DabblerDK / MEP-SW-ESP32

Multipurpose Expansion Port (MEP) ESP32 Software for OSGP Smart Meters
22 stars 8 forks source link

"Invalid sequence number" on all packages #7

Closed Jellybeanz1980 closed 1 year ago

Jellybeanz1980 commented 1 year ago

I got "0x0C: Invalid sequence number" on all packages from the meter. When the "BT01 General Manufacturer Information" or "BT52 UTC Clock" are requested using pre-defined MEP package, the correct data is returned, but all the other requests fails with an "invalid sequence number", thus no usable meter data. It seems that after reading the time and manufacturer information program execution doesn't pass the initialization due to the sequence numbering problem.

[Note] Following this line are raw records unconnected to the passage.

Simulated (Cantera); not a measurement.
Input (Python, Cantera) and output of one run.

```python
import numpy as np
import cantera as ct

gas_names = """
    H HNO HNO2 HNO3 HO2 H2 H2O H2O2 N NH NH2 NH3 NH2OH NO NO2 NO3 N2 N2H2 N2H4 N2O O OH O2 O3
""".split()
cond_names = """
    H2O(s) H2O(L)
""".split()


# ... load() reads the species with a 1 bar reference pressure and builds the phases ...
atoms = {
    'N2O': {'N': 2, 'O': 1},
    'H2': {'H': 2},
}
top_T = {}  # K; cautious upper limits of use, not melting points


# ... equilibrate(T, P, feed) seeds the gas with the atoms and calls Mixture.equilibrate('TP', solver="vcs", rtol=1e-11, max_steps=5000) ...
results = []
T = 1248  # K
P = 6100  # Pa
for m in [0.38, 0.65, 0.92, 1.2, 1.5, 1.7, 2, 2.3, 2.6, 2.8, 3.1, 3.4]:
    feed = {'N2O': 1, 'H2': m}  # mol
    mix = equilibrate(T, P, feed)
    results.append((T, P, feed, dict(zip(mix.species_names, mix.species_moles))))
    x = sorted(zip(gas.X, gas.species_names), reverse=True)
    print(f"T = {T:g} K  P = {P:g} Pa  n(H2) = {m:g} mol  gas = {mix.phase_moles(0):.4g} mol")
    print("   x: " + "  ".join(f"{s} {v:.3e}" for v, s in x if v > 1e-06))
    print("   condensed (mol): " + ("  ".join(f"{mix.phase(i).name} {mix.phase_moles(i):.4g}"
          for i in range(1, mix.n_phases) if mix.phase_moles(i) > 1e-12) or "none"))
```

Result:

When the commands in the setup, except the reading of the time and the manufacturer information, are commenting out, then reading of the meter reading fails with the sequence number error. Is there any difference between the command of the reading of the clock and the manufacturer data, and the other commands that causes error?

glynge commented 1 year ago

The requests should be similar - a simple full read of a table. To debug further I'll need the full table data from the "Home" page. The meter actually returns the correct sequence number to use next along with the 0x0C error, and the module the re-issues the failed request with that sequence no... So this is weird and not something we've seen before. Note: 0x0c is common on the first package sent to the meter - as we don't know the correct sequence... After that I think it might change in some rare cases (maybe if the meter is also communicating with its uplink or via IR, but I've never seen it fail after the first initial request).

Please provide the full table data so I can debug further.

Jellybeanz1980 commented 1 year ago

MEP Table

I tried to comment out all the configuration requests, and replaced them with multiple "get time" request. Only the very first package returned "success".

As seen on the attached table, there is no problem with the first two requests, while the configuration packages returns error. I observed that the meter doesn't react to the package first time, but it answers after the second try. The second try is the same request as the first time without increasing the sequence number, while the meter seems to increase the sequence number the second time. This is the reason for the error. I tried to add one to the sequence number on the second try, but I need to make major modification on the code for this, and I don't understand the flow of the code.

glynge commented 1 year ago

Hi. I think you have identified a bug in our software.

Apparently we do not initialize properly, because the initial requests are missing a "read length" count. My module is generating requests without the length until we successfully read table ET50. Then it starts including the length bytes.

The "randomness" of this error is probably based on the software in the meter as the documentation says this regarding the length bytes (page 12): "If this field is missing or less than 2 bytes, then the interpreted value will be indeterminate. No error will be returned in this case.". So on some meters (like ours the initial requests will work without the length bytes, but on others they will cause errors...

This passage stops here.